EIFF 2014 – We’ll Never Have Paris
In We’ll Never Have Paris, Simon Helberg writes and co-directs a fictionalised version of the events that lead to him almost losing his wife (co-director Jocelyn Towne) and the pains he took to win her back.
Simon Helberg plays Quinn, a socially awkward florist who is preparing to propose to his long term girlfriend Devon (Melanie Lynskey). He hits a snag when his attractive friend Kelsey (Maggie Grace) suddenly declares her love for him and lets Quinn know that for the first time in his life he has options. This causes him to make some mistakes and split up with Devon to experiment with other women. He decides he doesn’t like this and follows Devon to Paris in an effort to win her back.
The really interesting thing about this film is that it’s based on the true story of Simon Helberg and Jocelyn Towne’s difficult journey to becoming engaged. By their accounts the film is exaggerated but a lot of the story is more accurate than you might think, especially some of the more extreme elements which makes the film intriguing from a background perspective.
In general I liked this movie, Helberg’s Quinn is a good character who is awkwardly charming and likeable in a neurotic sort of way. Many have said that his character is Woody Allen-esque and I’d be inclined to agree here. Despite the fact that he was doing lots of stupid things and not always being a decent guy I was rooting for him throughout. Lynskey’s Devon comes across as an intelligent woman with a forgiving nature, explaining why she might put up with Quinn’s insanity the way she does. The chemistry between them is believable and natural as well as their interactions really giving the sense that they have a history together that is perhaps descending into relationship fatigue.

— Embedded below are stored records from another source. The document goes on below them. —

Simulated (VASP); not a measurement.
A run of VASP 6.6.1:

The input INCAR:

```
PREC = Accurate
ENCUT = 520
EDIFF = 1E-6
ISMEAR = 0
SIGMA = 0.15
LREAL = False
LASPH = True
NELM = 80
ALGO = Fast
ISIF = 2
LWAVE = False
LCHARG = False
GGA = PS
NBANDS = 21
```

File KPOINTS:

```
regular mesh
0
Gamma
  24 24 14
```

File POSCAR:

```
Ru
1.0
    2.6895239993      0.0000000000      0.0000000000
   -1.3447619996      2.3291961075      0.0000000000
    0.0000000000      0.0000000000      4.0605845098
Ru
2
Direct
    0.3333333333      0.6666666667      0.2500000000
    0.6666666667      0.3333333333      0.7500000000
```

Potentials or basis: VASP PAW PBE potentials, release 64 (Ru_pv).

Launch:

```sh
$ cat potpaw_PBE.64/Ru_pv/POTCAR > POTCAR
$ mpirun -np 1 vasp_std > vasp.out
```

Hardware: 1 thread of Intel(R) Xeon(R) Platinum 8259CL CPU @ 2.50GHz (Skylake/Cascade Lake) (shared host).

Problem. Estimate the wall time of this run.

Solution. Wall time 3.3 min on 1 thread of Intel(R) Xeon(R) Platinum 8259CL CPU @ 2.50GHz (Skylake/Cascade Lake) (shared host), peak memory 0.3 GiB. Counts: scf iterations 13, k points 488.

Other members of the cast are hit and miss. Alfred Molina as Quinn’s optician father is spot on as always, delivering some of the funniest lines in the movie, only criticism is that he’s not in it enough but perhaps it’s best to be left wanting more in that regard. Maggie Grace’s Kelsey is somewhat indistinct as characters go and I found her flighty nature a bit grating, she felt like more of a plot device than a character but she does the job of representing the temptress that shakes Quinn’s life. I would have liked it if she had been more of a forceful character intent on getting what she wanted. Zachary Quinto plays Quinn’s quirky best friend Jameson who is always up to something strange and gives such bizarre advice. I thought Quinto played the part well but I’m not sure the character was necessary for the story since he doesn’t seem to affect it much.
For the most part the story is well paced and the humour works more often than it doesn’t. Helberg’s script is very funny and the actors are well used for the most part, delivering those jokes convincingly. My main issue comes with the dialogue which doesn’t always sound like it comes out of the mouth of real people. I would accept it if Quinn was the only character who talked that way but most of the characters are prone to it. In a few cases it lifted me out of the film.
We'll Never Have Paris
Overall, this is an enjoyable and charming comedy that shows Helberg’s talents don’t purely lie in reciting jokes but in writing them as well. I do hope he’ll write and direct more as this was a very solid effort for him and the candid real life nature of the story only adds to the appeal.